The original definition of charity in the USA and UK, as is well known, dates back to 1601. In the centuries since, in the USA and UK and many other countries whose charitable legislation was based on the 1601 Statute, various attempts have been made to improve upon the model. Arguably none have succeeded. The criterion that causes the most debate is given the heading, “public benefit.” Many attempts since 1601 to give this a more precise definition have been abandoned and have left it to courts and tribunals to decide.
In the case of the Lloyd’s Register, it seems a reasonable argument that its mission to protect life and property is, on the face of it, of public benefit. As the foundation is for public benefit, and as it is a nonprofit in the UK, it can be registered as a charity. In the UK, being a “registered charity” means it has certain tax exemptions. As it does not distribute its profits, these are not taxed. The trading company it owns, Lloyd’s Register Ltd, however, is not exempt from tax and the consolidated group accounts available on the Charity Commission website show the tax it paid.

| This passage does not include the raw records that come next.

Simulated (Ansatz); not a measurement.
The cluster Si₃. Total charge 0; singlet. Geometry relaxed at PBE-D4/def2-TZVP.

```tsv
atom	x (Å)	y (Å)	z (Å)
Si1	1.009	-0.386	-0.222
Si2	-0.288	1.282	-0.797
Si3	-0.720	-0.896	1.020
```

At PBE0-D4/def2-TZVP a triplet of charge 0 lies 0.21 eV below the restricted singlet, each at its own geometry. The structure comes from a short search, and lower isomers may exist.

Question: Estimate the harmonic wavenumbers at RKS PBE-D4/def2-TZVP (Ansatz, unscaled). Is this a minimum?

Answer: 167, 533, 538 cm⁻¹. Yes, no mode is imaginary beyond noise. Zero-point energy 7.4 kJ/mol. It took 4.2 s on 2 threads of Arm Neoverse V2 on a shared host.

The Guardian makes the point that this only amounts to £23 million. However, the trading company’s profit was only £51 million—in other words, it paid around 45 percent of its trading profit in tax. The previous year, it paid £13 million in tax. This does seem to support the statement given by the foundation CEO, Richard Clegg, that the adoption of the charity model has “zero to do with trying to improve its tax situation.”
The Guardian’s other quibble with Lloyd’s Register seems to be that of its £1 billion turnover only $18 million pounds has been distributed in charitable grants. The problem here is that the £1 billion relates to Lloyd’s Register Ltd.’s global activities as an engineering, technical and business services provider employing more than 9000 people. Charitable accounting regulations require that this turnover be consolidated in the reported accounts of the Foundation. Yet a closer look at those reported accounts present a much more “charitable” picture. The income of the foundation is, in fact, only £12 million, in the light of which £18 million of grants could be argued to be generous. Net assets, a fairer measure of the size of the Foundation, are £234 million.
Clegg stresses that the Foundation is still “ramping up” its grants strategy. Although there is no target, they hope to settle on an annual program of £25m-£30m.—John Godfrey
Correction: In an earlier version of this article. the CEO of the Lloyd’s Register Foundation had his first name incorrectly printed. NPQ apologizes to Mr. Clegg.